March 9, 2018 - “Why is NRDC [Natural Resources Defense Council], an American activist group, lobbying our provincial government and attempting to frustrate consultation and accommodation with First Nations communities and impacted municipalities?” said Wendy Landry, president of the Northwestern Ontario Municipal Association (NOMA) and Mayor of Shuniah. “NRDC does not speak for us or the harmonious relationship we have with our natural resources. We are respectfully asking that they stop these one-sided and misinformed attacks that end up harming our natural resources and join us in support of the positive announcement from the MNRF [Ministry of Natural Resources and Forestry].”

The NRDC’s downtown Manhattan office is 2,100 kilometers (1,300 miles) from Red Rock Indian Band on the northern shore of Lake Superior in Ontario, Canada. Red Rock is a First Nations community who are proud of their many accomplishments, with record low unemployment and many residents taking prominent and powerful positions within local government and the private sector. This is a community that has taken impressive steps towards achieving environmental, social, and economic self-sustainability.

“My community has grown our forestry businesses over the last number of years, and we are proud of our accomplishments as First Nations people,” Edward Wawia, Chief of Red Rock Indian Band said. “We know how to manage our own lands. For others outside of our traditional areas to claim they know better — or appear to be speaking on behalf of First Nations — perpetuates an outdated and colonialist attitude to natural resource management.”

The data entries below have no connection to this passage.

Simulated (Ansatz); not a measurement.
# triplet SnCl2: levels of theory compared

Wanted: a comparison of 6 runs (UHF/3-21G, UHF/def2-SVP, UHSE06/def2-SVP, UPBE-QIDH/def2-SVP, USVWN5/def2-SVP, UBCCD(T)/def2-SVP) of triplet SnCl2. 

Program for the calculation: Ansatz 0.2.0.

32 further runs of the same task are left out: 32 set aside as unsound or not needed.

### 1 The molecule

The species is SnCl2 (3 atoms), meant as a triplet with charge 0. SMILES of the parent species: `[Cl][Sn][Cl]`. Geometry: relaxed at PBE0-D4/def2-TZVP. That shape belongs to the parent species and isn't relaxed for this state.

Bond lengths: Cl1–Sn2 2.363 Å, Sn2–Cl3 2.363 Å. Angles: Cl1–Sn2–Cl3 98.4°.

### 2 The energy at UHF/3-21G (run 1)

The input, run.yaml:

Ontario’s existing forest management framework provides this community, and many others like it across the province, with not only economic opportunities for their people, but also an opportunity to share and contribute traditional ecological knowledge (TEK)1. This knowledge has been passed down over thousands of years and assists in shaping the future of our vast Crown forests.

The Ontario Ministry of Natural Resources and Forestry’s Jan. 19, 2018 regulation proposal, if approved, will allow communities like Red Rock a brief opportunity to shape future species at risk policy and provide the MNRF with a better understanding of the impacts of climate change, cumulative impacts of all activity on a broad, dynamic land base, and the social and economic impacts. This will be accomplished through the formation of an independent panel, but they need time, and two years will not be enough.

In a March 6, 2018 blog post the NRDC states:

“Ontario doubled down on a policy that jeopardizes the future of boreal caribou and other at-risk species in the province, gifting the logging industry two more years of exemptions under Ontario’s Endangered Species Act (ESA). These exemptions, as we reported in January, have severe implications for threatened boreal caribou in the province, giving industry a near-carte blanche to degrade and destroy critical habitat.”

As stated in the MNRF’s proposal, “the ministry is proposing that an independent panel be formed that will provide advice on consideration of species at risk in Crown forest management.” This is not an exemption from managing species at risk234 , but an opportunity to develop a solution with all parties at the table.

Ontario has been recognized as having some of the best managed forests in the world by providing for environmental values, species at risk management, and as a large contributor to our provincial and national economies.

“Prohibiting human activities, combined with the suppression of natural disturbances, will be detrimental to the sustainability of our managed Crown forests,” said president of the Federation of Northern Ontario Municipalities (FONOM) and Mayor of Kapuskasing Al Spacek. “Carefully planned harvesting allows for an essential reset of forest age to maintain a continuous supply of caribou habitat. Activists ignore the fact that as boreal forests get old and transitions into different forest types, they become less suitable for caribou.”

“NRDC’s most recent annual report shows total revenue of $146 million and total assets of $304 million; eclipsing the financials of many forest companies and communities operating here in Ontario,” Jamie Lim, president and CEO of the Ontario Forest Industries Association said. “They have no business working against an independent process designed to provide for species at risk while minimizing the social and economic impacts to communities and the sector.”



1 Ministry of Natural Resources and Forestry (MNRF), Forest Management Planning Manual, 2017.

2 Ministry of Natural Resources and Forestry (MNRF), Forest Management Guide for Boreal Landscapes, 2014.

3 Ministry of Natural Resources and Forestry (MNRF), Forest Management Guide for Conserving Biodiversity at the Stand and Site Scales, 2010.

4 Environment Canada and Climate Change (ECCC), Report on the Progress of Recovery Strategy Implementation for the Woodland Caribou (Rangifer tarandus caribou), Boreal population in Canada for the Period 2012 to 2017, 2017.